The Faculty Executive Committee delayed a vote Tuesday on whether to change the name of Columbus Day on the University calendar - a move that came as a disappointment to members of the group Native Americans at Brown, who have advocated such a move.

The committee agreed to take up the motion again on Feb. 20.

During the meeting, part of which was opened to about a dozen interested students, the committee's chair, Professor of Philosophy Jamie Dreier, said that while faculty members generally favor changing the holiday's name on the calendar, they lack the authority to endorse political statements like those found in the student proposal.

The current draft of the proposal contains a rationale for renaming Columbus Day that makes the issue "much more controversial than it needs to be," Dreier said.

"I think that you are inviting the law of controversy and dissent,"

he said.

Until they revise the proposal and remove a provision calling for the University to issue a formal statement regarding its position on the holiday, the proposal is not under faculty control, Dreier said. The committee has the power to change the calendar but not to endorse statements like some found in the student proposal, he said.

The committee issued recommendations to two of the students behind the proposal, Reiko Koyama '11 and Jerry Wolf Duff Sellers '09, on how to modify it. Koyama and Sellers, both members of Native Americans at Brown, led a "Speak-Out" campaign in October against the University's observance of Columbus Day. The Brown University Community Council passed a resolution later that month encouraging faculty and administrators to address the students' proposal.
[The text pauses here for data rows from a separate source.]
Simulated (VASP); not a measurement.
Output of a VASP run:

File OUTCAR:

The committee's suggestions included ways to make the motion stronger and less controversial by streamlining its stated rationale. The faculty members also said that while they believed a name-change was appropriate, the new name should honor Native American heritage rather than adopt a neutral name such as "fall weekend," the name suggested in the current draft.

Sellers told The Herald afterward that he was "entirely" optimistic about the upcoming vote once the name-change and rationale are further addressed.

"I think that the opportunity to change the name can be much more powerful," he said, adding that it could be a chance to celebrate not Columbus' misdeeds but his contributions. "Because Columbus created this relationship between two different hemispheres, I was able to have an Irish-Italian mom and a Native dad," he said.

A resolution to support modifying the name of Columbus Day will be introduced to the Undergraduate Council of Students at their general body meeting tonight, UCS Vice President Mike MacCombie '11 told The Herald. The council voted down a similar resolution last semester that would advocate changing both the name and date of the holiday, but this resolution will only support changing the name, MacCombie said.

MacCombie said he was confident the resolution would pass.